The heart sickens at the recital of the sufferings of the Loyalists, and we turn in disgust from the views which the pen of faithful history records.
After the legislation of 1778 every grievance the colonists had put forward as a reason for taking up arms had been redressed, every claim they had presented had been abandoned, and from the time when the English parliament surrendered all right of taxation and internal legislation in the colonies, and when the English Commissioners laid their propositions before the Americans, the character of the war had wholly changed. It was no longer a war for self-taxation and constitutional liberty. It was now an attempt, with the assistance of France and Spain, to establish independence by shattering the British empire.
There were brave and honest men in America who were proud of the great and free empire to which they belonged, who had no desire to shirk the burden of maintaining it, who remembered with gratitudethat it was not colonial, but all English blood that had been shed around Quebec and Montreal in defence of the colonies. Men who with nothing to hope for from the crown were prepared to face the most brutal mob violence and the invectives of a scurrilous press; to risk their fortunes, their reputation, and sometimes even their lives, in order to avert civil war and ultimate separation. Most of them ended their days in poverty and exile, and, as the supporters of a beaten cause, history has paid but a scanty tribute to their memory. But they comprised some of the best and ablest men America has ever produced, and they were contending for an ideal which was at least as worthy as that for which Washington fought.

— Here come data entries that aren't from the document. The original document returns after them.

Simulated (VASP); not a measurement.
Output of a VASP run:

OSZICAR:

It was the maintenance of one great, free, industrial, and pacific empire, comprising the whole British race, holding the richest plains of Asia in possession, blending all that was most venerable in an ancient civilization with the abundant energies of a youthful social combination likely in a few generations to outstrip every commercial competitor, and to acquire an indisputable ascendency among the nations. Such an ideal was a noble one, and there were Americans who were prepared to make any personal sacrifice to realize it. These men were the LOYALISTS of the Revolution. Consider what the result would be today had not this "Anglo-Saxon Schism," as Goldwin Smith calls it, taken place. There would be a great English-speaking nation of 130,000,000 that could dominate the world. They would in all substantial respects be one people, in language, literature, institutions, and social usages, whether settled in South Africa, in Australia, in the primitive home, or in North America.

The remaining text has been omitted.